Policy Interest Rate Cut by 0.25%P
Deposit Interest Rate Reduced from 3.25% to 3.0% Per Annum
The European Central Bank (ECB) has implemented its third consecutive interest rate cut. This move is analyzed as a response to growing concerns about an economic recession and increased economic uncertainty due to tariff threats from U.S. President-elect Donald Trump.
On the 12th (local time), the ECB held a monetary policy meeting and lowered the deposit rate from 3.25% to 3.0% per annum, and the main refinancing rate from 3.4% to 3.15% per annum, each by 0.25 percentage points. The marginal lending rate was also cut from 3.65% to 3.4% per annum.
Among these three policy rates, the ECB primarily operates monetary policy based on the deposit rate. Since the ECB pivoted (policy direction change) last June, the deposit rate has been lowered by a total of 100 basis points (1bp = 0.01 percentage points).
After initiating a monetary easing cycle by cutting policy rates by 0.25 percentage points in June, the ECB held rates steady in July. Subsequently, it cut rates three times consecutively in September, October, and on this day. As a result, the gap between the ECB’s main refinancing rate and that of the U.S. has widened to 1.5 to 1.75 percentage points.
The ECB stated, "Although growth recovered in the third quarter, growth appears to have slowed in the current quarter," and added, "Over time, the effects of the restrictive monetary policy will gradually fade, supporting domestic demand recovery."
The economic growth forecast was also revised downward. The ECB projected the Eurozone (20 countries using the euro) growth rate at 0.7% for this year and 1.1% for next year, each lowered by 0.1 and 0.2 percentage points respectively from previous estimates. The consumer price inflation rate was adjusted down to 2.4% this year and 2.1% next year, each 0.1 percentage points lower than prior forecasts.

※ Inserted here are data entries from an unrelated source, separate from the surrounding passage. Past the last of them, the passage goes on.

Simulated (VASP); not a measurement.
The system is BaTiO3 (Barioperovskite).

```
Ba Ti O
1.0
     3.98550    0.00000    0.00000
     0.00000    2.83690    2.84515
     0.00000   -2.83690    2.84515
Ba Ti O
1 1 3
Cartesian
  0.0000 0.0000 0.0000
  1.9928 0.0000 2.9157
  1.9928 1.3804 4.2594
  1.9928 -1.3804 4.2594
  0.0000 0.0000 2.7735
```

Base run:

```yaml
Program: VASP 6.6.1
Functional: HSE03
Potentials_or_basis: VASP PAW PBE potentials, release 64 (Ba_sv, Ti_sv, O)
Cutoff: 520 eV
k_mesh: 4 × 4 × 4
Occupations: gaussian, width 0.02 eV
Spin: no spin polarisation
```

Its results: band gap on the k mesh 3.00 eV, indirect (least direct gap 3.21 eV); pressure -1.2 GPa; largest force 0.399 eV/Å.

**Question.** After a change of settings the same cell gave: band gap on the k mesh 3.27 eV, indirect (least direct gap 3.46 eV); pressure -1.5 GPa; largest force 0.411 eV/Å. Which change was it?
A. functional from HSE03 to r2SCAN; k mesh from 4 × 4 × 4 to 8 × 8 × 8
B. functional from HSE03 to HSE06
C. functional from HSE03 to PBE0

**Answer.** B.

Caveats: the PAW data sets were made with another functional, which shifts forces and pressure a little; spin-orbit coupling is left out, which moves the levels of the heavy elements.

ECB President Christine Lagarde said at a press conference that "growth risks have tilted downward," and assessed that "current rates are restrictive." Regarding the future path of interest rates, she indicated that "the direction of movement is very clear," suggesting further rate cuts.
Regarding trade policies such as tariff threats from President-elect Trump, who will take office in January next year, she said, "In the short term, it is likely to cause net inflation," and noted that various factors including trade flows and the possibility of retaliation make the overall impact uncertain.